A Guide to Understanding Ranching in the West

A Guide to Understanding Ranching in the West

A Guide to Understanding Ranching in The West

Learning about grazing and water rights on federally managed public lands is essential to understanding some key factors impacting livestock production and the purchase of ranch land in the West. This is particularly essential information if you are considering a property with grazing and water rights as additional assets.

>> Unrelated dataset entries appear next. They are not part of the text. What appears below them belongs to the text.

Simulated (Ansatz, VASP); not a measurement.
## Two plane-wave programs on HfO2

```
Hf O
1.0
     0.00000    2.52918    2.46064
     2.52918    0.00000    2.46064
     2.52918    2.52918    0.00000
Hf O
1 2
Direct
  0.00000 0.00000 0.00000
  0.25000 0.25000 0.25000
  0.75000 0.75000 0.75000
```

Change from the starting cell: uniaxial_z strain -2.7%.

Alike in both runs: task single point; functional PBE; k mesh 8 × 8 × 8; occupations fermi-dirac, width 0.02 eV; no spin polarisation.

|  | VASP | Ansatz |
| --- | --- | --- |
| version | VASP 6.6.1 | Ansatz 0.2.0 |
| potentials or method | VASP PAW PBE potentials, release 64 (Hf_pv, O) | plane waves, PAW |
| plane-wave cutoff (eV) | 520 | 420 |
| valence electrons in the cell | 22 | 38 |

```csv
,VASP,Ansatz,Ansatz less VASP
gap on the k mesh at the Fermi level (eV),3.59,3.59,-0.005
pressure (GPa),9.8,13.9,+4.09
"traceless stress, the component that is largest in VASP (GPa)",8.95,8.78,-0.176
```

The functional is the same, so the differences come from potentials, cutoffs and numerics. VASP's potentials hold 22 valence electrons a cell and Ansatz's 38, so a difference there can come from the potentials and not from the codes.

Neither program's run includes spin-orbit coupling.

In the early days of the American West, land was settled through various government acts. Along with settlement, the land's natural resources, like grass, water, and minerals, were claimed. Over time, those same rights were sold or passed down through the generations, and the rights remain in place to this day.

Split Estates

These claimed resources are not “public” even though the Federal Government administers them. Instead, they are considered a “split estate.” Split estates were proposed by President Theodore Roosevelt. Split estates occur when separate parties own the rights to the land above ground and minerals rights below the ground.

Acts To Settle the West

Throughout the 1800s and 1900s, several key acts were passed to promote the settlement and well-being of the American West, and many are still in effect. Without these acts, the West would not be what it is today.

Homestead Act of 1862

The Homestead Act, signed into law by President Abraham Lincoln, offered 160 acres to people who would settle the land. To get the land, settlers would have to build a home and farm the land for five years. After six months, they would be given the option to purchase the allotment for $1.25 per acre. If the land was abandoned before the 5-year period ended, it went back to the government and the cycle repeated. By 1900, 80 million acres had been settled and claimed.

Mining Act of 1866

Shortly after the Homestead Act was signed into place offering land to settlers, the Mining Act solidified ranchers’ water and land usage rights to their land. The Act directly states, “Rights to the use of water for mining, agricultural, manufacturing, or other purposes…shall be maintained and protected.”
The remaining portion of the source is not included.